Distance-based filtering. We more strictly filter out polymeric or noisy crystals (e.g., due to improper disorder specification) by checking that all atoms are sufficiently distanced. Let M_{1} and M_{2} be two (not necessarily distinct) components obtained after step (4). Let {\bm{p}}_{1} be the position of an atom a_{1} from M_{1}, and similarly for {\bm{p}}_{2} and a_{2} from M_{2}. We check that

d_{\bm{L}}({\bm{p}}_{1},{\bm{p}}_{2})\geq\alpha\left(r(a_{1})+r(a_{2})\right),\quad\text{where }\alpha=\begin{cases}0.6,&\text{if $a_{1}$ or $a_{2}$ is a metal},\\
0.6,&\text{if $a_{1}$ and $a_{2}$ are bonded},\\
1.0,&\text{otherwise},\end{cases}(2)

where {\bm{L}} is the cell lattice and r(\cdot) is the CSD covalent radius (\mathrm{\text{\AA }}) Cordero et al. [[2008](https://arxiv.org/html/2606.03199#bib.bib98)], Cambridge Crystallographic Data Centre [[2015](https://arxiv.org/html/2606.03199#bib.bib99)]. Threshold distances \alpha were chosen based on the periodic distance distribution of CSD (Figure [6](https://arxiv.org/html/2606.03199#A1.F6 "Figure 6 ‣ A.2 Dataset splitting ‣ Appendix A Dataset ‣ Fast Organic Crystal Structure Prediction with Unit Cell Flow Matching")). A minor technicality is that two distinct but exactly superimposable components can arise, for example, when a component in the asymmetric unit is invariant under the space group. In this case, we should discard one component rather than rejecting the entire CSD entry. If M_{1}\neq M_{2} are isomorphic but clashing, we can check for this case by performing an optimal atomic assignment Kuhn [[1955](https://arxiv.org/html/2606.03199#bib.bib78)] and checking that all atoms are within 0.01\text{\,}\mathrm{\text{\AA }} deviation.

### A.2 Dataset splitting

The OXtal test crystal families and the CSD Teaching Subset are combined to create our held-out test pool. To mitigate leakage, we exclude entire 6-letter refcode families of test entries and additionally exclude crystals sharing an RDKit-sanitizable component with any test structure. The component must be RDKit sanitizable so we can perform the equality check using its canonical SMILES rather than expensive graph isomorphism checks. Moreover, the component must also have over 7 heavy atoms, so that ubiquitous but small molecules such as water or hexafluorophosphate are not considered. The validation set is created by holding out 1000 refcode families from the remainder. The final split counts, before benchmark-specific evaluation filters, contain 917,014 training, 1048 validation, and 2996 test examples across 859,866, 1000, and 919 families, respectively; the test count includes all held-out crystals, including those with more than 512 atoms in the unit cell.

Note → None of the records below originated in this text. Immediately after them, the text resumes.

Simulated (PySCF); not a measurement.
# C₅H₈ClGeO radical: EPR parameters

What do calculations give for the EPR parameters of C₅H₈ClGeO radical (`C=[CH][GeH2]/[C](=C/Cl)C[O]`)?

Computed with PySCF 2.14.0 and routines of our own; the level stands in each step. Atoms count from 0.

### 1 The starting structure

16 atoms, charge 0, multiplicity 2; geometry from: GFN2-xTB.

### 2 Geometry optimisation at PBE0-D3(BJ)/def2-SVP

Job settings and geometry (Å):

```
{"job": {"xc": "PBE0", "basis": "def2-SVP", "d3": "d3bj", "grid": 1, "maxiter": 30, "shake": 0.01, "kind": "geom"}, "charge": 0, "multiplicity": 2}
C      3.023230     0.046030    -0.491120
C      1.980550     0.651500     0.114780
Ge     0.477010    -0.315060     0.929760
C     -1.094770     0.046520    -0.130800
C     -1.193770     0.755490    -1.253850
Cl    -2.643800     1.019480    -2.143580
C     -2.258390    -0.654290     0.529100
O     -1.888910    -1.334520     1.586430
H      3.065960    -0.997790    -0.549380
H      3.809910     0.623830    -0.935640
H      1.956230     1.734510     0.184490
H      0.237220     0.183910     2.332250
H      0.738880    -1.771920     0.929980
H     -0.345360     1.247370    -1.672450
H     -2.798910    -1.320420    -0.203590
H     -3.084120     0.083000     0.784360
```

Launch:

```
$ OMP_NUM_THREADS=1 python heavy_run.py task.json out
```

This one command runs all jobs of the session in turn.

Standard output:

![Image 9: Refer to caption](https://arxiv.org/html/2606.03199v1/x5.png)

Figure 6: Distribution of normalized periodic interatomic distances d_{\bm{L}}({\bm{p}}_{1},{\bm{p}}_{2})/(r(a_{1})+r(a_{2})) across the CSD, with the threshold \alpha (Equation [2](https://arxiv.org/html/2606.03199#A1.E2 "Equation 2 ‣ A.1 Crystal processing pipeline ‣ Appendix A Dataset ‣ Fast Organic Crystal Structure Prediction with Unit Cell Flow Matching")) shown in a dashed line. For each atom in the CSD, we gather distances of adjacent bonded atoms (left) and the nearest unbonded atoms. The latter case is further broken down based on whether one of the atoms is a metal (middle) or both are nonmetals (right). Histograms are each truncated at their lower 0.5\% tail.

## Appendix B Modelling

### B.1 Source distribution

We decompose lattice matrices {\bm{L}}=({\bm{l}}_{1},{\bm{l}}_{2},{\bm{l}}_{3})^{\top}\in\mathbb{R}^{3\times 3} of an N-atom unit cell into three components and model each as independent Gaussians fitted to the CSD training set:

*   •
The atom density \rho\sim\mathcal{N}(\mu_{\rho},\sigma_{\rho}^{2}), where \rho=N/V for V=|\det{\bm{L}}|.

*   •
The cell angles \alpha,\beta,\gamma\sim\mathcal{N}(\mu_{\circ},\sigma_{\circ}^{2}) i.i.d., where \alpha=\mathrm{angle}({\bm{l}}_{1},{\bm{l}}_{2}) and similarly for \beta,\gamma.

*   •
The normalized cell lengths (a,b,c)\sim\mathcal{N}(\bm{\mu}_{\ell},\bm{\Sigma}_{\ell}), where a=||{\bm{l}}_{1}||_{2}/V^{1/3} and b,c are defined similarly, sorted such that a\leq b\leq c. Note that \bm{\Sigma}_{\ell} is not diagonal.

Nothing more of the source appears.